Stigmata (1999, R)

Directed by Rupert Wainwright

Story by Tom Lazurus

Written by Tom Lazurus and Rick Ramage

Starring Patricia Arquette, Gabriel Byrne, and Jonathan Pryce

As Reviewed by James Brundage (MovieKritic2000)

I've got a thing about horror movies… I hate 'em. Almost every horror film put in front of me comes off with a review filled with complete disgust at its plotless nature and its annoying dialogue. Even more than horror films, however, I hate movies about the end of the world. Imagine my surprise when Stigmata was neither.

Although horror is the closest place to put Stigmata, it actually lies in the category of religious drama. Thankfully, the film has nothing to do with the end of the world. What it has to do with is the end of the Catholic Church via a gospel according to Christ that is delivered in the form of a possessed Frankie Paige (Arquette).

It has all of the elements required of a film to appeal to the mainstream: suspense, a cool soundtrack, a good-looking actress and an actor that your date will think is sweet because of the Irish accent. Yet something lurks beyond this. Something is hidden in the folds of what appears on the surface to be a complete idiocy of a mainstream film.

The film features, although laying it on thick at numerous times, an anti-Catholic church political agenda. It spends half of its time scaring most of us with a mystery and a few Exorcist rip offs, and the rest of the time involving us with a conspiracy concerning the covering up of the Christ Gospel (as the movie calls it).

Luckily, the people to whom which this will hit too close to home will probably not be found in a movie theatre for a film already declared a sacrilege. As many Lenny Bruce-esque jokes as I could prattle off in the next few paragraphs, I will refrain from doing so for the fact that, at least in this case, I do not want to offend anyone.

The film has an incredibly dark and stylish feel to it, befitting of the better half of MTV directors who made the transition to film. A sad offshoot of this industrial feel is that they felt the need to pick Pittsburgh as their locale -- a city which no rickety subways that is in general about as dark as Mickey Mouse (although, to its credit, it is highly industrial). Glossy effects are used, but not overused. A techno soundtrack and a heavy percussion score marks the film's suspenseful half while allowing just enough time for our brains to contemplate what is happening.

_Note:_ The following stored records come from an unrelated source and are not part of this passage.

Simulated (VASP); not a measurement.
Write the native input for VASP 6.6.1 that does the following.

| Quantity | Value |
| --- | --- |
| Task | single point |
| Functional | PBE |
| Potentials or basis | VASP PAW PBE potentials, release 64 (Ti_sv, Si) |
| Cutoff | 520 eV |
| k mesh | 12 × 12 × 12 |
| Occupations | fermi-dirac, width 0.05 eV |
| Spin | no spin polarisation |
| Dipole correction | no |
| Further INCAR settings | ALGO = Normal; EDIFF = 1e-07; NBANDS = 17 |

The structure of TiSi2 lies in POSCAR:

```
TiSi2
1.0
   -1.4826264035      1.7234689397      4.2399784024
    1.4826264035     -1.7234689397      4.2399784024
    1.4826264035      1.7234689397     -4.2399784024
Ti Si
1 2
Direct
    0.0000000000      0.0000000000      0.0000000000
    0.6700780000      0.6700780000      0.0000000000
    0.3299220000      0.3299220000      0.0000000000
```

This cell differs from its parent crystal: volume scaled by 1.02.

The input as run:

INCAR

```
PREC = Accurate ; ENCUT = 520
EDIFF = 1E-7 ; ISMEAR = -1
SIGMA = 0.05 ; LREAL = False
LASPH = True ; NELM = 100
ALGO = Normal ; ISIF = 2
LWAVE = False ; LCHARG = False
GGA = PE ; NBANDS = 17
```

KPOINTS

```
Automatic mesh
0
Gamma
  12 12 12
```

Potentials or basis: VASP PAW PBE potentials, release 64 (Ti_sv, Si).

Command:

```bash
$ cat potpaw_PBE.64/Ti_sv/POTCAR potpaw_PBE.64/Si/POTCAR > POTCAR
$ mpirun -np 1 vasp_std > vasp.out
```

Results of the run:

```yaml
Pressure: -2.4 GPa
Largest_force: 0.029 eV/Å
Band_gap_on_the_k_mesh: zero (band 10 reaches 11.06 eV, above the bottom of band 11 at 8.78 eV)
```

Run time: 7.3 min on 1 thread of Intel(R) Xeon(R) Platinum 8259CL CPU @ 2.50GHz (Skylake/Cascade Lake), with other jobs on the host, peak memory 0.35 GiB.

One of the things that is scary as a society came in an ad-libbed review a friend gave me of The Blair Witch Project: "It made you think, and that was scary." Although this was highly ambiguous as to whether the fact that you thought during a horror film was scary or the thoughts you were having were scary, Stigmata barks up the same tree. It makes you think. The thoughts you think are downright terrifying, the distrusts in Catholicism are as vast and as paranoid as anything Chris Carter thought up for "The X-Files." At the same time, however, Stigmata leaves you in such a way as to examine the role of God and faith and the church in life, a subject too many of us spend too little time thinking on.

With this final couplet I end my review,

It's sad when Hollywood's more pious than you.